Years ago I was learning about x86 assembler, CPU pipelining, cache misses, branch prediction, and all that jazz.
It was a tale of two halves. I read about all the wonderful advantages of the lengthy pipelines in the processor viz instruction reordering, cache preloading, dependency interleaving, etc.
The downside was that any deviation for the norm was enormously costly. For example, IIRC a certain AMD processor in the early-gigahertz era had a 40 cycle penalty every time you called a function through a pointer (!) and this was apparently normal.

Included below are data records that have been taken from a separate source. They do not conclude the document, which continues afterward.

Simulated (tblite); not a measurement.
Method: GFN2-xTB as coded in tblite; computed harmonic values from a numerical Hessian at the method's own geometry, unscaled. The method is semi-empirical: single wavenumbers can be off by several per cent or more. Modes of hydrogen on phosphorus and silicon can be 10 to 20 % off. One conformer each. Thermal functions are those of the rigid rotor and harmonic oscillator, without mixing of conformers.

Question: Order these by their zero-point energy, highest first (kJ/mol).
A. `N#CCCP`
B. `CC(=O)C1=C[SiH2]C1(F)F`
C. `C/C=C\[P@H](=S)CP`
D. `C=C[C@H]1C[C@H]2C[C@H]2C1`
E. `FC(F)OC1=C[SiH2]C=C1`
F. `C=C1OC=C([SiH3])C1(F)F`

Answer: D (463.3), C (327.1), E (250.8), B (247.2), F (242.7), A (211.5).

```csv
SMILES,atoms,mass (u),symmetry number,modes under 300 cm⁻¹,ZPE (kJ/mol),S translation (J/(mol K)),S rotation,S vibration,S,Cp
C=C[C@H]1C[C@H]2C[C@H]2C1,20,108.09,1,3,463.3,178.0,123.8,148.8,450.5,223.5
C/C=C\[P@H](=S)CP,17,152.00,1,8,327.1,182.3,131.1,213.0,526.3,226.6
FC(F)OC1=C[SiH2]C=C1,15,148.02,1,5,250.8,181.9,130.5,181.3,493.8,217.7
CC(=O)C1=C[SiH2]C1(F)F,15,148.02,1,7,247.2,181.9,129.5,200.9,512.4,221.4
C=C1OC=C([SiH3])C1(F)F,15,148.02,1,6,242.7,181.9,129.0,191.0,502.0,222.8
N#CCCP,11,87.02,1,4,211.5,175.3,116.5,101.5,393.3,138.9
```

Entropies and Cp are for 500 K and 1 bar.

This is not a negligible "don't worry about it" number! Bear in mind that "good design" normally means "factor your functions as much as possible" and "encode semantics in the data types" which often implies virtual interfaces.
The trade-off is that code which doesn't perform such operations might get more than two instructions per cycle. These are numbers one wants to worry about when writing high-performance C++ code which is heavy on the object design and light on the number crunching.
I understand that the long-CPU-pipeline trend has been reversing as we enter the low-power era. Here's my question:
Does the latest generation of x86-compatible processors still suffer massive penalties for virtual function calls, bad branch predictions, etc?
AMD processor in the early-gigahertz era had a 40 cycle penalty every time you called a function
Huh.. so large..
There is an "Indirect branch prediction" method, which helps to predict virtual function jump, IF there was the same indirect jump some time ago. There is still a penalty for first and mispredicted virt. function jump.
Support varies from simple "predicted right if and only if the previous indirect branch was exactly the same" to very complex two-level tens or hundreds entries with detecting of periodic alternation of 2-3 target address for single indirect jmp instruction.
There was a lot of evolution here...
http://arstechnica.com/hardware/news/2006/04/core.ars/7
first introduced with the Pentium M: ... indirect branch predictor.
The indirect branch predictor
Because indirect branches load their branch targets from a register, instead of having them immediately available as is the case with direct branches, they're notoriously difficult to predict. Core's indirect branch predictor is a table that stores history information about the preferred target addresses of each indirect branch that the front end encounters. Thus when the front-end encounters an indirect branch and predicts it as taken, it can ask the indirect branch predictor to direct it to the address in the BTB that the branch will probably want.
http://www.realworldtech.com/page.cfm?ArticleID=rwt051607033728&p=3
Indirect branch prediction was first introduced with Intel’s Prescott microarchitecture and later the Pentium M.
between 16-50% of all branch mispredicts were indirect (29% on average). The real value of indirect branch misprediction is for many of the newer scripting or high level languages, such as Ruby, Perl or Python, which use interpreters. Other common indirect branch common culprits include virtual functions (used in C++) and calls to function pointers.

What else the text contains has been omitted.